By Benjamin Cher, Reporter

April 3, 2017 | 7 min read

Being a digital native company in a region dominated by smartphone viewers might be a smart choice for Shopback, a Singapore-based start-up, which offers cash back for users who shop with them.


Marketing in the digital age requires less focus on duration, says Shopback cco

As proof of its online marketing mastery, the start-up has expanded to Malaysia, Philippines, Indonesia, Taiwan, India and Thailand since its inception in 2014.

This in part comes from Candice Ong’s, chief commercial officer, Shopback, belief in performance marketing and an obsession with data.

“We use a lot of data for our marketing efforts, and we believe tremendously in performance marketing, we make sure our marketing efforts deliver ROI,” Ong told The Drum.

“The management of data, how we build the data tables and structure is what drives the business as well,” she added.

As for the debate on the pressure that delivering a return on investment has on marketing efforts, Ong believes the threshold for cutting efforts has to go beyond duration.

“It’s not so much a duration-based consideration, but we think about it as a customer acquisition cost consideration,” said Ong.

This includes a focus on nurturing customers through the funnel, with automation helping to scale along with the customers.

“I think we’ve done a good job in customer relationship management in that we have been pretty effective in having repeat visitation or behaviour. In terms of paid efforts, we focus largely on new customer acquisition, but in terms of systems and efficiency of our platforms we focus on marketing automation,” said Ong.

This focus on scaling also comes down to cost as well, as Wendy Hogan, marketing transformation and strategy director, Oracle CX APAC, points out that acquisition gets expensive fast.

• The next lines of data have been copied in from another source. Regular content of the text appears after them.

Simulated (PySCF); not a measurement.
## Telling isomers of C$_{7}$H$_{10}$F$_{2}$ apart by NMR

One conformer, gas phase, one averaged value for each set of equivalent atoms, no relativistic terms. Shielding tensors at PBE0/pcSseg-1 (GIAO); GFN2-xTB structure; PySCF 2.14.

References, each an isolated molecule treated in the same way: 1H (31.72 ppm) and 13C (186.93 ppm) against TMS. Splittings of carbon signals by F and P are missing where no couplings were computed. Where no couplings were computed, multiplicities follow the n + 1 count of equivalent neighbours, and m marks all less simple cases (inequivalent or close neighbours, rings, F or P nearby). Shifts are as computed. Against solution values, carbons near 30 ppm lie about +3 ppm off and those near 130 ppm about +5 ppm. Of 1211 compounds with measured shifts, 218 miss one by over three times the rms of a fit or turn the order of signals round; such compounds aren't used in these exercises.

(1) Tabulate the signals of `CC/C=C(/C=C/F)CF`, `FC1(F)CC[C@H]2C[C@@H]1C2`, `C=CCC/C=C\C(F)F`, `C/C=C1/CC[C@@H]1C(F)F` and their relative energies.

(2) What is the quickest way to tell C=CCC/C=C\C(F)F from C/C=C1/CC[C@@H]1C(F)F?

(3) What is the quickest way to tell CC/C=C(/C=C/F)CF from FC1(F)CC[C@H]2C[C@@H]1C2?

“Focus on scalable tools which help you keep customers, keep them coming back to buy more, as opposed to continuing to acquire acquire acquire, as acquisition can be very expensive, if you don’t have that process in place to keep people coming back,” said Hogan.

Tools maketh the man

Marketers now have an abundance of tools at their disposal, along with the abundance of choice of tools as well. Within this abundance lies the tyranny of choice, where marketers might be tempted to get all the tools just to avoid missing out on opportunities in the digital space.

This was something that Ong and her previous team at Zalora faced as well, as they first embarked on acquiring the necessary tools for scaling with technology.

“Even in 2013, my previous team did a very vigorous vendor evaluation on some of the tools, it was a three to six month effort. Even as we validated tools, we had to convince the whole of Rocket Internet to allow us to move. The team has had quite a bit of experience in terms of vendor evaluation, understanding what to ask and how to ask,” said Ong.

“The tool also needs to be easy for teams to use, even though there are some tools out there that are highly sophisticated, it might be difficult to get sophisticated talent just to be able to use that tool. The tool needs to be sophisticated, yet elegant enough that people could use it easily,” she added.

In assessing tools for use, beyond just scale, integration with other tools is now becoming an important point according to Ong.

“The way we think about it is that we look into the ideal state situation, meaning ideally what could happen, we’ll see if the tool can be stretched that way. We also think about years down the road, can the tool achieve that kind of scale,” said Ong.

“In this day and age, tools being able to integrate with other systems is a big consideration, because I don’t think one tool is about to service everything, but a tool could be integrated in a way with other tools that makes lots of sense in this day and age for marketing considerations as well,” she added.

This extends to the skills and knowledge Ong’s team has as well, as marketers get to grip this digital age.

“In offline companies, marketing and tech teams sit in very discrete boxes, but I think in digital companies, ideally, marketers are actually familiar with technology as well, they are not product people necessarily, but they understand product, we are able to converse directly with product and tech team. Having that understanding of data and how that connects to the back-end is a tremendous asset,” says Ong.

For marketers looking for tools, Oracle’s Hogan points out that there’s no need to buy the entire tool kit or tools from just one vendor.

“The marketer does not need to adopt the whole kit and caboodle for they need to do. If they have specific engagement need or drive for automation, we have a tool for that, if they need to get all their data together and optimise their media buying, we have a tool for that,” said Hogan.

“You don’t have to buy the entire marketing cloud, we recommend to people if you’re in business transformation, you need to test and iterate, pilot something, prove the value, then you start adding things as you start adopting things better,” she added.

Working backwards, moving forwards

Data is the flavour of the decade for digital marketers, as metrics and measurement tools abound in this digital age. Even so, there is a distinct worry that there is too much data for marketers to effectively work with.

However, Shopback’s Ong believes that it is not the case of too much data, but what you do with the data.

“I don’t think it’s a problem with having too much data, it’s about drawing insights and action from the data. In that case, leadership has to be very clear on what they are trying to do and what kind of actions and insights they are trying to take as well,” said Ong.

“There needs to be a readiness to adopt that mindset,” she added.

For those embarking on their first steps with data, Ong recommends figuring out what is to be solved and work backwards.

“The way I approached marketing was trying to solve first principles. Given that mindset and background, I didn’t really have any problems trying to establish what questions I need to answer as well as what data sets I required to answer these questions,” said Ong.

“I needed to be very systematic in what I was trying to solve,” she added.

Marketers in APAC have started experimenting with data according to Oracle’s Hogan, with more curiosity, willingness and adoption in APAC.

“Our customers are definitely trying to figure this out in terms of where they are and what they are trying to do with this data,” said Hogan.